WASHINGTON — Today, the U.S. Small Business Administration (SBA) commended the U.S. Department of War (DoW) for suspending its Cybersecurity Maturity Model Certification (CMMC) program Phase II requirements, which were originally scheduled to go into effect on November 10, 2026. The suspension follows months of engagement between the DoW, SBA, and small business stakeholders, who warned that the current CMMC framework imposes costly bureaucratic burdens on the small contractors that are essential to growing the U.S. Defense Industrial Base (DIB). These pressures caused many firms to leave or consider leaving defense-related work, prompting the DoW to launch a comprehensive review to recalibrate the CMMC program so it preserves strong cybersecurity while eliminating regulatory barriers that impede the Department’s Acquisition Transformation System (ATS) to rapidly expand defense supply chains.

“Let there be no doubt: the small businesses that undergird our defense industrial base are committed to protecting our nation’s digital domain — but cybersecurity cannot come at the cost of bureaucracy that shuts out the very companies our warfighters depend on,” said SBA Administrator Kelly Loeffler. “Working closely with the Department of War, the Trump SBA has heard directly from mission‑critical small businesses that CMMC compliance was becoming an untenable barrier pushing them out of the Defense Industrial Base, even though these firms are the backbone of national security. With over 100,000 small businesses impacted and compliance costs approaching as much as $600,000, the SBA strongly supports the Department of War’s decisive action to preserve strong cybersecurity while cutting red tape, bringing American innovators into our defense supply chain, and advancing the DoW’s efforts to rapidly expand modern capabilities essential to warfighter readiness.” 

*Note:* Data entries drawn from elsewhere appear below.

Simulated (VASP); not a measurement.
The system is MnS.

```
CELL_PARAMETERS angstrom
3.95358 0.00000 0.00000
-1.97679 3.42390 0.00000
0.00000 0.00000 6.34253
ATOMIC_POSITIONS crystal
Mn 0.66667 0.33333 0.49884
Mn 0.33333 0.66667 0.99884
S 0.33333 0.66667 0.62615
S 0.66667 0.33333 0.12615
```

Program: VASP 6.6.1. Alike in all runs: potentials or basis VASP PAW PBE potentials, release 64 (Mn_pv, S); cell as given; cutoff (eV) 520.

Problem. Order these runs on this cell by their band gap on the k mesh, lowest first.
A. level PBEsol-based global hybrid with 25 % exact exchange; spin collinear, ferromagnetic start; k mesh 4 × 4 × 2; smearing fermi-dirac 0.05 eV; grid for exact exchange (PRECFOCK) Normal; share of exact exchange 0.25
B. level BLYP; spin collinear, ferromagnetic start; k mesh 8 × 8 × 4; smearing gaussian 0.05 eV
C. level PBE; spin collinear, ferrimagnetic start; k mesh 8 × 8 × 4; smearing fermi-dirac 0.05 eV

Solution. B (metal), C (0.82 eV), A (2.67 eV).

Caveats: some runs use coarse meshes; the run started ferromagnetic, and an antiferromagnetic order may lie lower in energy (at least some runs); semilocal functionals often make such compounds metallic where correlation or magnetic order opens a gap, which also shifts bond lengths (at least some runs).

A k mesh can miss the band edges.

The suspension is a key step in advancing the ATS, which prioritizes “speed to capability” by replacing burdensome compliance regimes with scalable, resilient cybersecurity measures. By suspending the Phase II requirements and initiating a comprehensive review, the Department is working with SBA and other partners to ensure cybersecurity requirements protect federal data without driving innovative small firms out of the Defense Industrial Base or slowing the delivery of critical capabilities to the warfighter.

CMMC is a top concern among small businesses across the DIB, which seek a framework that preserves cybersecurity while easing costly burdens that prevent many qualified small firms from competing for DoW contracts. Established through a final rule published during the Biden Administration in 2024, the CMMC program was designed to protect Controlled Unclassified Information (CUI) and Federal Contract Information (FCI) through three tiers of cybersecurity requirements and certification. 

 

Under the current rule, Phase II requires many small contractors to complete either a self-assessment or a third-party assessment, depending on contract requirements. SBA analysis estimates that total compliance costs can reach approximately $593,800 per CMMC certification for small firms requiring third‑party assessment, and about $388,600 for firms eligible for self‑assessment.

If implemented on its planned launch date, CMMC Phase II would have required more than 120,000 DIB small businesses to seek compliance through a cost-prohibitive system supported by only about 100 approved assessors. Rushing the certification process would have increased assessment costs, delayed certification, and locked otherwise qualified suppliers out of the defense contracting process, threatening our national security. For small manufacturers and other defense suppliers, those delays mean lost revenue, reduced competition, and greater strain on critical supply chains. 

SBA hears consistently from small manufacturers that CMMC is among the most burdensome regulatory issues they face. Through its nationwide manufacturing tour and the SBA Red Tape Hotline, the agency has engaged with DoW and other federal partners since last year to identify ways to reduce unnecessary compliance costs while preserving strong cybersecurity protections.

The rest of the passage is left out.